Storage locations for metadata and artifacts
--------------------------------------------

MLflow uses two storage components:

- **Backend store** — experiment metadata, params, metrics
- **Artifact store** — files generated during runs (models, plots, logs,
  checkpoints)

FRAME-FM's example MLflow configuration (``configs/logging/demo_mlflow.yaml``)
sets the backend store location via the ``MLFLOW_TRACKING_URI`` environment
variable. If this is not set, metadata is stored in a SQLite database
(``mlflow.db``) in the project root.

The artifact store defaults to ``./mlruns/`` (artifacts are not currently
stored when using FRAME-FM).

MLflow will create the directory structure automatically if it does not exist.

.. important::

    When starting an MLflow server, you must point it to the same backend store
    and artifact directory used by FRAME-FM. If you start the server with
    different paths, MLflow will initialise new empty stores and your existing
    runs will not appear in the UI.

You can specify storage paths explicitly when launching the server:

.. code-block:: shell

    uv run mlflow server \
      --backend-store-uri sqlite:///path/to/mlflow.db \
      --default-artifact-root file:/path/to/mlruns \
      --host 127.0.0.1 \
      --port 5000

Or using the ``MLFLOW_TRACKING_URI`` environment variable:

.. code-block:: shell

    export MLFLOW_TRACKING_URI="sqlite:///path/to/mlflow.db"
    uv run mlflow server \
      --default-artifact-root file:/path/to/mlruns \
      --host 127.0.0.1 \
      --port 5000

Running MLflow on JASMIN and viewing locally
--------------------------------------------

You can run the MLflow tracking server on a JASMIN host and view the UI from
your local machine via SSH port forwarding.

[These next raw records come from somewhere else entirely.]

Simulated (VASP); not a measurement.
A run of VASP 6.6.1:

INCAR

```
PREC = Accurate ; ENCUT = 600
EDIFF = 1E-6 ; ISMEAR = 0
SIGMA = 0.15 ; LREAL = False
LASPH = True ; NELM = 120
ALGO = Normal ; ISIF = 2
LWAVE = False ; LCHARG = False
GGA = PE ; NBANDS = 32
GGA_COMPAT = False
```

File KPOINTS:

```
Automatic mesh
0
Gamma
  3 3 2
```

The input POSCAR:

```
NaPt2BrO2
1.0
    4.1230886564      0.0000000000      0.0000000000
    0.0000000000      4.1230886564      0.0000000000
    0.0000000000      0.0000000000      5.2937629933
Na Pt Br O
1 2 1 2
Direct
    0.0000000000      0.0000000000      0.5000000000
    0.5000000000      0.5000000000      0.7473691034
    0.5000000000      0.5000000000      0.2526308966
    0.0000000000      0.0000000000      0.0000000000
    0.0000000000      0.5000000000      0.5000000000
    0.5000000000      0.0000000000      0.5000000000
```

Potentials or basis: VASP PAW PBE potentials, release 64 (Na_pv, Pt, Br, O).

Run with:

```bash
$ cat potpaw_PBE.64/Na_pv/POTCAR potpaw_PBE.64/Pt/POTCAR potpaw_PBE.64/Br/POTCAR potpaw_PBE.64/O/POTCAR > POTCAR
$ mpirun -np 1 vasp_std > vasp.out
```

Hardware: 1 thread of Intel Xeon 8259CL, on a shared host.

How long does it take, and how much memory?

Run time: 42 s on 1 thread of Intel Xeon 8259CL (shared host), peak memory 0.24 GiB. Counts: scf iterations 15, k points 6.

First, start an MLflow server on JASMIN (e.g., a ``sci`` node), ensuring
``--backend-store-uri`` points to the configured MLflow tracking backend:

.. code-block:: shell

    uv run mlflow server \
      --backend-store-uri sqlite:///mlflow.db \
      --default-artifact-root file:./mlruns \
      --host 127.0.0.1 \
      --port 5000

To access the MLflow UI in your local browser:

1. Ensure your JASMIN SSH access is configured correctly. See the
   `JASMIN documentation
   <https://help.jasmin.ac.uk/docs/interactive-computing/login-servers/#connecting-to-a-sci-server-via-a-login-server>`_
   for more information on connecting through the login servers to a ``sci``
   node.

2. Forward your local port 5000 to port 5000 on the ``sci`` node (adjust
   hostname as needed):

   .. code-block:: shell

       ssh -L 5000:localhost:5000 -J <USERNAME>@login.jasmin.ac.uk <USERNAME>@sci-vm-04.jasmin.ac.uk

3. Open your local browser and navigate to http://127.0.0.1:5000.

You should now see the MLflow UI for the runs created on the JASMIN machine.

.. figure:: images/mlflow_overview.png
   :alt: Screenshot of MLflow experiment overview page

   MLflow experiment overview page

.. figure:: images/mlflow_metrics.png
   :alt: Screenshot of MLflow experiment metrics page

   MLflow experiment metrics page